Joanita Wibowo

The fiery moment you missed on Q&A after brutal stare-down: "I'm the host"

The fiery moment you missed on Q&A after brutal stare-down: "I'm the host"

In his second outing on ABC’s Q&A, One Nation’s Malcolm Roberts butted heads with host Virginia Trioli as the Senate candidate claimed his party did not want to water down Australia’s gun laws.

In Monday’s edition of the panel talk show, where politicians running for a Queensland seat were gathered, the 63-year-old former Senator responded to an audience member’s question about whether his party would support watering down gun laws, as was shown by One Nation members James Ashby and Steve Dickson in the Al-Jazeera investigative documentary.

“We want to make it harder for terrorists and criminals to get guns,” said Roberts.

“We want to make it easier and more encouraging for good, responsible shooters to actually access the firearms paperwork.

“We want to make sure that people who earn a living or who use guns as part of a trade, such as culling feral animals, they are able to do it more safely.”

Trioli and the audience member who asked the question said they saw this as a watering down of gun laws, but Roberts denied the statement. “That’s not the case … I’m making it clear there’s no watering down,” he said. “We’re making it harder for people to access guns if they’re criminals.”

“But not for sporting shooters and others?” asked Trioli.

“Correct,” said Roberts.

“So, some watering down,” Trioli replied as the audience applauded.
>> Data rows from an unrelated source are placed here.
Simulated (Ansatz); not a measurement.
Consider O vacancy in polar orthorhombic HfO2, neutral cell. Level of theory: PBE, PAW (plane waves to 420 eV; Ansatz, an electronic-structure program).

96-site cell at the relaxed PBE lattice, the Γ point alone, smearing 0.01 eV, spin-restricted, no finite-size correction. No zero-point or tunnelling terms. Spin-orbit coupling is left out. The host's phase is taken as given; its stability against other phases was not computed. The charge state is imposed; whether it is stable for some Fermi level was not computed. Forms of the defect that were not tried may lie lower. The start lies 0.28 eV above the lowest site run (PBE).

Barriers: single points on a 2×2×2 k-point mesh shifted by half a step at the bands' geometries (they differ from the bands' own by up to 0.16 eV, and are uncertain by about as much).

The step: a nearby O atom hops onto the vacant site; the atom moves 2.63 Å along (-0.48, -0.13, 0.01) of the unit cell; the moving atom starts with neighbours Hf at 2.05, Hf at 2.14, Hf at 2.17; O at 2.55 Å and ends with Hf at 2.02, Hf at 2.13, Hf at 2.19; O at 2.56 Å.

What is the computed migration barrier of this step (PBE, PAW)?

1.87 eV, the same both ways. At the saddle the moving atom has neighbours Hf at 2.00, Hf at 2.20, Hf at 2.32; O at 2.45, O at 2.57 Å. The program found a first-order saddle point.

Roberts also denied that Ashby and Dickson were seeking funds from US gun lobby the National Rifle Association before Trioli interjected, “We saw them seek funding.”

Roberts responded, “You’re interrupting me again.”

“I’m the host of the program, Malcolm Roberts,” Trioli replied. “It’s my task to keep you on task.” 

Tensions were also apparent as other panellists, Liberal Senator James McGrath and Greens Senator Larissa Waters, exchanged criticisms over Adani coal mine.

Waters said the Coalition government only supported the project because of political donations. Earlier this year, it was revealed that Adani donated $35,000 to the Liberal Party and $15,000 to One Nation over the 2017-18 period.

McGrath also interjected as the audience cheered for Waters’ explanation of the Greens’ policy to oppose a new Adani mine in Queensland and phase out coal by 2030. 

“You clapped the destruction of the Queensland economy,” he said. “You’ve clapped mass unemployment.”

The two also had a verbal spar over the allegedly growing racist sentiment among the Coalition.

“The Liberal National party is a party for all Queenslanders regardless of where you come from and how long you’ve been here,” said McGrath.

“As long as you share our values – and one of our values is its inclusivity, and we’re colour blind when it comes to the colour of your own skin … And I’m sure the Greens and I hope Labor would agree with that.”

However, Waters said Peter Dutton’s immigration detention policies did not reflect this.

McGrath replied, “You’ve accused my party of taking policy positions based on donations, which is wrong and is offensive, and now you’ve effectively accused Peter Dutton of being a racist. That is wrong.”

He continued, “Where are your tears for those people who drowned at sea and were eaten by the sharks? Where were your tears there?”

The talk show came ahead of the federal election, which will take place on May 18.